4 Myths About Payroll Taxes

After years of working with or working for scores of employers, I’ve noticed four myths that commonly observed throughout most small to mid-size companies. Here is the reality: 

1. Myth: Transforming employees into independent contractors to save on payroll taxes is easy 

Reality: Yes, it is true that more often than not it costs less to use an independent contractor than to have an employee on staff, but this only works in highly specific circumstances.  As an employer, if you have the right to say when, where, and how work gets done, you’re likely dealing with an employee. The IRS uses three categories of factors to assess the degree of control: behavioral, financial, and type of relationship. Many states, including California, use an ABC test:

The worker is free from the control and direction of the hirer in connection with performing the work

The worker performs work outside of the usual course of the hiring entity’s business

The worker is usually engaged in an independently established trade, occupation or business of the same nature as the work performed for the hiring entity 


2. Myth: All tax-free benefits are exempt from payroll taxes 

Reality: Receiving tax-free fringe benefits means that employees do not have to pay income tax on what they receive. However, it does not mean that employers are off the hook for payroll taxes. For example, 401(k) contributions made by employees through salary reductions are still subject to FICA. And adoption assistance is exempt from income tax withholding because the benefit is tax free to employees but is still subject to FICA and FUTA taxes.  

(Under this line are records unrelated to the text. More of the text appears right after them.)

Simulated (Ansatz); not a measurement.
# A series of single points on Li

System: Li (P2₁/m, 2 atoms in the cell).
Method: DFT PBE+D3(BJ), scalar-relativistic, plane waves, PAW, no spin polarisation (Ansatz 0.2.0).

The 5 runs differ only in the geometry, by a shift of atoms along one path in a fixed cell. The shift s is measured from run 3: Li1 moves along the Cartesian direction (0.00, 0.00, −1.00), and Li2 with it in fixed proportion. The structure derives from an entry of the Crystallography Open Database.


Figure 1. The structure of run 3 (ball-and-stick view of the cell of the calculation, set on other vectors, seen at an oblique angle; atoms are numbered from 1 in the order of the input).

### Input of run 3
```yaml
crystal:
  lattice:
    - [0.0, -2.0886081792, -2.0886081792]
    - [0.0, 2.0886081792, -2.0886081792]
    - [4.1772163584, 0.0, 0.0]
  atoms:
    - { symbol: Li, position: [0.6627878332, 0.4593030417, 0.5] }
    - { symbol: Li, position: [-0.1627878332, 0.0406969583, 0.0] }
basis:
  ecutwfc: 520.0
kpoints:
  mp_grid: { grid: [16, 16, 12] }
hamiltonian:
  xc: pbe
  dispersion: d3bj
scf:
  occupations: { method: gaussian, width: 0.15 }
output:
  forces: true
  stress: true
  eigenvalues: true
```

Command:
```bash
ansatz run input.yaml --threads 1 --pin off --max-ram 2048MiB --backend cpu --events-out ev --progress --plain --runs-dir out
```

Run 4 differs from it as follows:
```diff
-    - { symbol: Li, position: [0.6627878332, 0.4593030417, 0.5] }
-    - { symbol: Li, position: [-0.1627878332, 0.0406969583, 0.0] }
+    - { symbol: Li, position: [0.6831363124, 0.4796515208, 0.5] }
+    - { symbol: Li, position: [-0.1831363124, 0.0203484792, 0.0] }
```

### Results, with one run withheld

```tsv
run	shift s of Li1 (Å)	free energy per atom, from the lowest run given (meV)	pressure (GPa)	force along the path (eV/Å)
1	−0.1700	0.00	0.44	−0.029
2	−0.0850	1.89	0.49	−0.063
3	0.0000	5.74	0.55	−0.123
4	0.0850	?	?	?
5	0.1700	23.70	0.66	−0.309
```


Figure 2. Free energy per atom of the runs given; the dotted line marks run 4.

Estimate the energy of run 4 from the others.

3. Myth: You can pay employment taxes with your quarterly employer tax return 

Reality: In general, you must deposit federal income taxes withheld and both the employer and employee share of FICA with the U.S. Treasury using the Electronic Federal Tax Payment System (EFTPS). Also, deposits are required for FUTA tax for the quarter within which the tax due is more than $500. 


4. Myth: Incorporating relieves you of liability for unpaid employment taxes 

Reality: You may think that having incorporated your business or formed a limited liability company (LLC), you have complete personal liability protection. You don’t. If you are a person responsible for withholding, accounting for, or depositing withheld employee taxes (their income tax withholding and their share of FICA) and you willfully fail to do so, you can be held personally liable for all of these taxes, plus interest. This is called a trust fund recovery  it can be applied to business owners even if they have corporations or LLCs.